ADR-006: CLI Command Dispatch Pattern

Status: Accepted
Date: 2026-04-20
Deciders: John Eakin
Trigger: All three review reports flagged the legacy argparse scrape dispatch in the old monolithic cli.py as a critical code smell — 117 lines, ~18 cyclomatic complexity, 7 mutually exclusive flag-combination branches with duplicated workflow logic (RF-CPLX-001, P2-CQ-2, Dev Assessment §2). That module was removed in favor of the Typer package under src/forensics/cli/.

Context

The scrape subcommand (Typer app in src/forensics/cli/scrape.py, routable core dispatch_scrape) accepts five boolean flags (--discover, --metadata, --fetch, --dedup, --archive) plus --dry-run. The implementation described here handled flag combinations with sequential if blocks that compute boolean expressions from the 5 flags:

d = bool(args.discover)
m = bool(args.metadata)
# ...
only_archive = arch and not d and not m and not f and not ded
if only_archive:
    # 4 lines of workflow
    return 0

only_dedup = ded and not d and not m and not f and not arch
if only_dedup:
    # 6 lines of workflow
    return 0

# ... 5 more blocks

This pattern has three problems:

Combinatorial explosion. Adding Phase 4–7 flags (extract, analyze, report) would require handling exponentially more combinations.
Duplicated workflow steps. The discover + metadata sequence appears in 3 branches. The fetch + dedup + export sequence appears in 2.
Single-letter variable names. d, m, f, ded, arch reduce readability in the boolean expressions.

Decision

Replace the flag-combination dispatch with a command registry pattern where each pipeline operation is a callable with declared dependencies.

Design

from dataclasses import dataclass
from collections.abc import Callable, Awaitable
from typing import Any

@dataclass
class PipelineStep:
    name: str
    execute: Callable[..., Awaitable[str]]  # returns summary message
    depends_on: list[str] = field(default_factory=list)
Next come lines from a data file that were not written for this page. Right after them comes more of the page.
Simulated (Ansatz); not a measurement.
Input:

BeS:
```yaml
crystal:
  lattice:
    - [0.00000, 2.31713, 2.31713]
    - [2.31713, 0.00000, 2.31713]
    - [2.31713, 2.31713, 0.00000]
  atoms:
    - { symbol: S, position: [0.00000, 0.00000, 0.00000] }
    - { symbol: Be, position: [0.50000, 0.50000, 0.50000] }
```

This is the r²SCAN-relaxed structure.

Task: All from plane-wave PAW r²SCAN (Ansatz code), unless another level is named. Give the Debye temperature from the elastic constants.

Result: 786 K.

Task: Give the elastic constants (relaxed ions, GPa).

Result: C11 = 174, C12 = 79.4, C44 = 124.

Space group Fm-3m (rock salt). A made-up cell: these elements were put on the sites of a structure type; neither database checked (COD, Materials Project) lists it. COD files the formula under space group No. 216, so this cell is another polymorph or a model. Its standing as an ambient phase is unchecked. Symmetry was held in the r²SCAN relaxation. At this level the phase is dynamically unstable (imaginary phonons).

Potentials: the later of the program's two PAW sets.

# Registry of all pipeline steps
STEPS: dict[str, PipelineStep] = {
    "discover": PipelineStep(
        name="discover",
        execute=run_discover,
    ),
    "metadata": PipelineStep(
        name="metadata",
        execute=run_metadata,
        depends_on=["discover"],
    ),
    "fetch": PipelineStep(
        name="fetch",
        execute=run_fetch,
        depends_on=["metadata"],
    ),
    "dedup": PipelineStep(
        name="dedup",
        execute=run_dedup,
    ),
    "archive": PipelineStep(
        name="archive",
        execute=run_archive,
    ),
}

The dispatch logic becomes:

async def _async_scrape(args: argparse.Namespace) -> int:
    requested = [name for name, flag in _parse_flags(args).items() if flag]
    if not requested:
        requested = list(STEPS.keys())  # --all behavior

    plan = resolve_execution_plan(requested, STEPS)

    for step_name in plan:
        step = STEPS[step_name]
        logger.info("Running step: %s", step_name)
        summary = await step.execute(args)
        logger.info("%s: %s", step_name, summary)

    return 0

Step Function Contract

Each step function has the same signature:

async def run_discover(args: argparse.Namespace) -> str:
    """Discover authors from WordPress API. Returns summary message."""
    # ... 10-20 lines of focused logic
    return f"wrote {n} author(s) to {manifest_path}"

Benefits for Phase 4–7

Adding new pipeline stages (extract, analyze, report) is a single registration:

STEPS["extract"] = PipelineStep(
    name="extract",
    execute=run_extract,
    depends_on=["fetch"],
)

No modification to the dispatch logic required.

Alternatives Considered

Strategy pattern with classes

A class-per-command approach (e.g., DiscoverCommand, MetadataCommand) was considered but rejected as over-engineered for this use case. The commands don’t need polymorphic behavior — they’re sequential steps with simple dependencies. A registry of functions is simpler and more Pythonic.

Click or Typer

Replacing argparse with Click or Typer would provide built-in command grouping. Rejected because argparse is already wired through the codebase, and the dispatch pattern solves the problem without adding a dependency.

Consequences

Eliminates the 117-line God Function.
Eliminates duplicated workflow sequences across branches.
Enables Phase 4–7 stages to slot in with zero dispatch logic changes.
Requires extracting 5–7 focused step functions from _async_scrape.
Requires replacing all print() calls with logger calls (aligns with P2-CQ-1).
Each step function should be independently testable.

Migration Path

Extract step functions from the existing _async_scrape branches (keep old code as fallback behind a flag).
Build the STEPS registry and resolve_execution_plan.
Replace _async_scrape dispatch with the registry loop.
Remove old code once tests pass.

Estimated effort: 3–4 hours.

GUARDRAILS.md: Sign “God function exceeding 50 lines in CLI/orchestration”
Code Review Report: P2-CQ-1, P2-CQ-2
Refactoring Report: RF-CPLX-001 (Critical)